Last week, Quaker Oats announced they would retire the Aunt Jemima brand of pancake mix and syrup, saying that the brand was insensitive.
Aunt Jemima’s own great-grandson, however, begs to differ.
Larnell Evans, Sr., called the destruction of his great-grandmother’s legacy an “injustice.”
“This is an injustice for me and my family. This is part of my history, sir,” Larnell Evans Sr. said, in an interview with the media. “The racism they talk about, using images from slavery, that comes from the other side — white people. This company profits off images of our slavery. And their answer is to erase my great-grandmother’s history. A black female. … It hurts.”
Evans’ great-grandmother, Anna Short Harrington, was the second African-American woman to play the role of Aunt Jemima for Quaker Oats, beginning in 1935.
Harrington’s likeness appeared on products and in advertising materials. The company also sent her around the country dressed as the character “Aunt Jemima,” as a brand ambassador.
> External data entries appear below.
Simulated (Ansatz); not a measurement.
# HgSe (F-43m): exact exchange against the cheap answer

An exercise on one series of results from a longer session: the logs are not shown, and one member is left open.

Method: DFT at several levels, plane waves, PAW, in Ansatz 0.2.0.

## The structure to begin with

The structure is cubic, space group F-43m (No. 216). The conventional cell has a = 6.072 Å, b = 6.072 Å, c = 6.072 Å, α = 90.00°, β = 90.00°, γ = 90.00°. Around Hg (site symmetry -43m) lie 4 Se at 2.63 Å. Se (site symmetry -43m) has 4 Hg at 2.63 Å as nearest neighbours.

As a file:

Quaker Oats reportedly also used Harrington’s pancake recipe as part of their packaging.
Despite the use of African-American women to promote the product line, however, the name “Aunt Jemima” was first made famous as a character in a minstrel show–a stereotypical servant played by a white character in blackface.
Despite Evans’ protests, however, the brand will be retired in fall 2020.